Networking & Content Delivery
Introducing AWS Client VPN native AWS Transit Gateway attachment
Amazon Web Services (AWS) announced native AWS Client VPN attachment on AWS Transit Gateway, allowing you to provide centralized remote access to multiple virtual private clouds (VPCs) and on-premises networks. With this native attachment, you can simplify your network architecture by using Transit Gateway as a central hub for remote access, while gaining enhanced visibility for security monitoring, compliance auditing, and troubleshooting.
Client VPN is a fully managed, client-based VPN service that allows remote users to securely access AWS resources and on-premises networks using an OpenVPN-based or AWS provided VPN client. Previously, connecting a Client VPN endpoint to multiple VPCs required you to create an endpoint in a dedicated VPC, configure that VPC’s route tables, and then connect it to resource VPCs through services like Transit Gateway or VPC peering—a multi-step process that added operational complexity as environments scaled. The new attachment model eliminates these intermediate steps by allowing direct attachment to Transit Gateway without a hosting VPC, while preserving original client IP addresses and eliminating the Source Network Address Translation (SNAT) for IPv4 connections that previously obscured user identity.
In this post, we explain how the Client VPN attachment on Transit Gateway works and how it differs from the VPC association model. We walk through a step-by-step configuration of the new integration, cover how to migrate from an existing VPC-based Client VPN setup, and help you decide which association model fits your environment.
How native Client VPN attachment on AWS Transit Gateway works
With VPC association, the Client VPN endpoint creates Elastic Network Interfaces (ENIs) in the associated subnets. Traffic from VPN clients is source-NATed to the Client VPN endpoint ENI IP address before reaching Transit Gateway, meaning destination servers, firewalls, and security systems see the ENI IP address rather than individual client IP addresses. Figure 1 shows the VPC association model, where organizations deploy separate Client VPN endpoints per business unit for traffic segmentation, with client IP addresses replaced through SNAT before traffic reaches Transit Gateway and destination resources.

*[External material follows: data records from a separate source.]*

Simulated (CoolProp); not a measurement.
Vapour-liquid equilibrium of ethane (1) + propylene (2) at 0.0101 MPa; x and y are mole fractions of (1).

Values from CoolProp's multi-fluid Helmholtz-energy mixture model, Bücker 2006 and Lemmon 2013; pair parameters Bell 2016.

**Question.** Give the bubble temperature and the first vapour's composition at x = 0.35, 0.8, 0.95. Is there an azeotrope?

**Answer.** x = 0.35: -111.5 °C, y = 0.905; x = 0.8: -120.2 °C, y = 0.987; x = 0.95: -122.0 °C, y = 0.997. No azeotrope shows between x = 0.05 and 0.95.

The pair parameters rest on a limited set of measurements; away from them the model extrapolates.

Figure 1. AWS Client VPN architecture with VPC association
With this launch, AWS Client VPN supports a native attachment on Transit Gateway, expanding your architectural choices for remote access. Instead of associating a Client VPN endpoint with subnets from a dedicated VPC, you can now associate it directly with Transit Gateway, using it as a central routing hub for your remote users. Figure 2 shows how Client VPN endpoints connect directly to Transit Gateway, removing the need for a dedicated Client VPN VPC. This in turn eliminates SNAT and preserves the original client IP addresses.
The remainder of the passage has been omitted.